Deepening the Critique of Marxism

by Benjamin Studebaker

I found myself in another lecture on Marxism yesterday. Why do I say “another”? I did a cursory search of my own website and found that just shy of a year ago, I was responding to a lecture about Marxism on this blog. In that piece, my focus was primarily a criticism of the solutions Marx and the Marxists offer. Specifically, I was objecting to the Marxist belief that it is possible for people to be socially rewired so as to become more altruistic or otherwise capable of working hard without a scale of variant material incentives. Rereading that argument, I found myself agreeing, but I also found my critique had deepened, that there was somewhat more to it than I said last year. That’s what I’d like to develop today.

My original complaint is that Marxism seeks to build political structures that only suit exceptionally benevolent people. The existence of ordinary and sometimes even especially self-centered individuals has a tendency to make Marxist solutions practical nightmares.  While Marxists can present us with many good reasons for thinking that if people were willing to work hard without a scale of diverse material incentives our society would be a better place, they are not able to offer us a convincing argument as to how it would come to pass that existing ordinary, selfish people would become benevolent societal maximizers in this way, indifferent to their relative standing individually.

However, there’s a further problem with Marxism and with the Marxist solution that deepens the critique. Let’s say that we were able to somehow educate people such that they would be willing to work without a scale of diverse material incentives. According to Marx, if everyone received the same and had the same stake in ownership of the means of production, this would mark the end not merely of class conflict, but of social troubles more broadly, because Marx believes that all alienation and social conflict ultimately derives from facts about who owns the means of production.

There is a hidden presumption here that the primary thing that human beings care about is their share of societal wealth and their sense that this share is a product of a procedure they deem fair. Human beings do care deeply about wealth, but Marx does not properly evaluate why it is that people care about their share of the means of production. In every instance, our society’s economic output can in some way be described as giving someone the power to do something or control something he otherwise could not do or control. For instance, purchasing a car gives one the power to travel large distances in much shorter time frames and the opportunity to control a complex machine and make it serve one’s ends. Purchasing a massage gives one the power to use another person for one’s own ends (in this case, the pursuit of comfort or pain relief). In every case, wealth is used to acquire what can ultimately be described in power terms. Marx is right that we are very preoccupied with distributions of wealth, but not as an end, but as a means to power, the power to acquire for ourselves the things we consider good and to avoid for ourselves the things that we consider bad.
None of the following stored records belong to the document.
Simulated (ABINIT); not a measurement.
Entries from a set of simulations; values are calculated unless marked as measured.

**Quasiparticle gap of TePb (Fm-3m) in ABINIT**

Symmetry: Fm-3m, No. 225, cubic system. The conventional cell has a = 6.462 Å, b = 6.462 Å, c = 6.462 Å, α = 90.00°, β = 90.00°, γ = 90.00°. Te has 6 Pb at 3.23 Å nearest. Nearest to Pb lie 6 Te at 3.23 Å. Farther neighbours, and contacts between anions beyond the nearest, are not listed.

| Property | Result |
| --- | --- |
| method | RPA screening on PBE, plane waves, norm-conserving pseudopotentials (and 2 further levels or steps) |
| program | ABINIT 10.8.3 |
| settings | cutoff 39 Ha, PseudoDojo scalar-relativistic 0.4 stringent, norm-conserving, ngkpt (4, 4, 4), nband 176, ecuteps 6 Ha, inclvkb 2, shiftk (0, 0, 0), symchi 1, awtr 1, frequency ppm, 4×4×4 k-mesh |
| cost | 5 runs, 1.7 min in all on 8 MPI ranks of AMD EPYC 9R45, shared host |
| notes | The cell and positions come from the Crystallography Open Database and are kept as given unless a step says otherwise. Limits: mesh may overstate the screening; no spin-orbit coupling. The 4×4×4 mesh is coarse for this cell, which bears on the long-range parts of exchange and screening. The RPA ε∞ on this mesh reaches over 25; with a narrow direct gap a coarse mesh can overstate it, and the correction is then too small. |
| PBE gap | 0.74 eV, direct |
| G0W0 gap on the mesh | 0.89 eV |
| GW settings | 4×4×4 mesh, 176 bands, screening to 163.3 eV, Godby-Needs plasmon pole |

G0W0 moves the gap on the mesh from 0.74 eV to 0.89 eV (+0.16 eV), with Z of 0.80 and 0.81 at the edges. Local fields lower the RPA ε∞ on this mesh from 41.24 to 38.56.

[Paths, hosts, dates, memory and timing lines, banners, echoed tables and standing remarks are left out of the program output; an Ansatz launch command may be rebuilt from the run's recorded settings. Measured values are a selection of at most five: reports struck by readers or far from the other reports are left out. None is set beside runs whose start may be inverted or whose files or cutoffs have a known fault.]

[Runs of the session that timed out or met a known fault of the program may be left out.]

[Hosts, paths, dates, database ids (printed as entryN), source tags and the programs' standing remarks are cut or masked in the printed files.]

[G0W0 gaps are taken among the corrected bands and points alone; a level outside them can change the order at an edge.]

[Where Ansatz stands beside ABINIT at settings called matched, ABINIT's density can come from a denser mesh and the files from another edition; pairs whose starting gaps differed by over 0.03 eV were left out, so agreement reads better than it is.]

Wealth is merely one form of power. Power can be acquired through other means. While Marx sees these other kinds of power ultimately in a servile position to wealth and to the predominant means of production, it is possible to design political systems in which wealth does not subjugate all other forms of power. I would argue that this is one of the principal criteria by which a system of government is to be judged–does it prevent those with money from using that money to possess other kinds of power? To the extent that it does, it is unjust and requires revision. No political system has successfully full de-linked money from power, but we can all agree that there are laws or judicial decisions we could pass or make that would either further link these forms of power together or would further de-link them. If we eliminated the cap on campaign donations to specific candidates, that would link money to power more so than it presently is. If we forbid private citizens from donating to campaigns altogether, that would do the inverse. The mere fact that states levy taxes in a progressive way such that the burden on the rich is greater is proof that in some way, other kinds of power can dominate over raw wealth.

So even in a society in which there is no cause for distress over the distribution of economic power, there may yet be cause for concern over the distribution of political power, power in social relationships, at work, among friends, in families, and in a variety of other contexts. In the face of this argument, Marxists often agitate for radical direct democracy, so that every person in every institution or social setting is afforded equal power. But this is subject to the same criticism I set out initially–are human beings happy to maximize their own varying potentials while receiving shares of power that do not reflect those potentials? At present, the answer is overwhelmingly negatory. There are many people who do not merely desire power, but who desire to have more power than others have, the antithesis of the Marxist objective. For these individuals, a Marxist society is as alienating as a capitalist society is for Marxists. And even were man to mellow and his nature to become more accommodating, it only takes a handful of defectors to cause considerable trouble. Furthermore, how long will it take for men to mellow? Centuries? Millennia? Longer? How many generations should suffer whatever injustices and miseries there are while waiting?

Many Marxists agitate and campaign their entire lives in an effort to get the wider population to change its attitudes and behavior, but they are on a fool’s errand. In trying to induce the public to radically reform society, they pass up the opportunity to radically reform society themselves. Already, several generations of Marxists have lived and died without having achieved significant amelioration of the problems identified by Marx. Those who have made meaningful changes have made them through the regulatory and welfare states–through Keynesianism, not Marxism.

There is a better way of dealing with our problems–we need institutions that assimilate highly anti-social behavior, that convert selfish, otherwise damaging acts into productive and useful ones. Instead of waiting for people to lose interest in power, the one thing that human beings have consistently fixated on, we should put competing ambitions to work within political frameworks that curb corruption and abuses while simultaneously allowing these individuals to flourish. Those individuals and groups that cause Marxism to fail in practice are not bad or in need of reform, they are in need of being better utilized in more effective and less damaging ways. Instead of trying to force men to fit our theory, we need a theory that fits our men. Marxism, a year later, is still not that theory.